By Robin Foster, Houston Chronicle | June 3, 2015
Quincy Allen won’t be resting on his laurels, and neither will transportation advocates who crowded into a recent meeting of the Transportation Advocacy Group of Houston to congratulate him on his new job as Houston District Engineer for the Texas Department of Transportation.
Among those attending the May 6 TAG Houston event were two predecessors in the post – Delvin Dennis, who retired in 2011, and Gary Trietsch, who retired in 2008 – along with the vice-chairman of the Texas Highway Commission, Jeff Moseley.
Trietsch, who now heads the Harris County Toll Road Authority, called the meeting’s attendance a tribute to the Houston District. Both he and Moseley said Allen, a sixth-generation Houstonian, is uniquely qualified to run the division.
“This truly is his (Allen’s) community. When you talk to him, you sense he has an intense pride in his hometown,” said Moseley.
Allen has worked for TxDOT in Houston since 1985. He was an area engineer from 1997 to 2009, when he became the district’s director of maintenance. He was named deputy district engineer in 2012. The six-county district stands out for having the largest population, the largest number of registered vehicles and the most vehicle miles traveled.

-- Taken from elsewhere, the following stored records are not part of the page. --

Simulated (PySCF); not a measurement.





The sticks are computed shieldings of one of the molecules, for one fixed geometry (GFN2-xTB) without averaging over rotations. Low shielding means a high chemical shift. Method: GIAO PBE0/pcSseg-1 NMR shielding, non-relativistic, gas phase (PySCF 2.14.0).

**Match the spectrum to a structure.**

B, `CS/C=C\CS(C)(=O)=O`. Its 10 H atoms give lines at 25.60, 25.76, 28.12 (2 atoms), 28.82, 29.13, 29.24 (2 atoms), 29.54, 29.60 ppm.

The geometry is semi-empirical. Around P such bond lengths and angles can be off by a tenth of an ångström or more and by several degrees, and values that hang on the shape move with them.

With $1 billion being spent on U.S. 290 and plans recently announced to re-route Interstate 45 through downtown Houston, Allen said he is relying a strong team of 1,025 TxDOT employees, “some of the most awesome talent there is,” to keep the division moving forward.
Allen said drivers need to put down the phone and obey posted speed limits. Of 3,000 traffic fatalities expected this year, 500 will in the Houston District and 80 percent of those will occur on the TxDOT system, he said.
“At TxDOT, we’re not going to rest. We’re pushing this number toward zero, and we’ve 3,000 to go,” Allen said.
Allen acknowledged TAG Houston’s effort to advocate for more transportation dollars and said he has his “fingers crossed” that the Texas Legislature will appropriate the funds needed to maintain the state highway system.
TAG members are hoping their work could reap dividends later this year. At the May 6 breakfast, TAG Executive Director Andrea French announced that a conference committee had just been named to work out a compromise between plans by the House and Senate on a long-term source of funding for transportation. The Senate sought to dedicate about $2.5 billion from vehicle sales taxes to the state transportation fund. The House supports using $3 billion from general sales tax revenue. Either would require support of a constitutional amendment in the fall.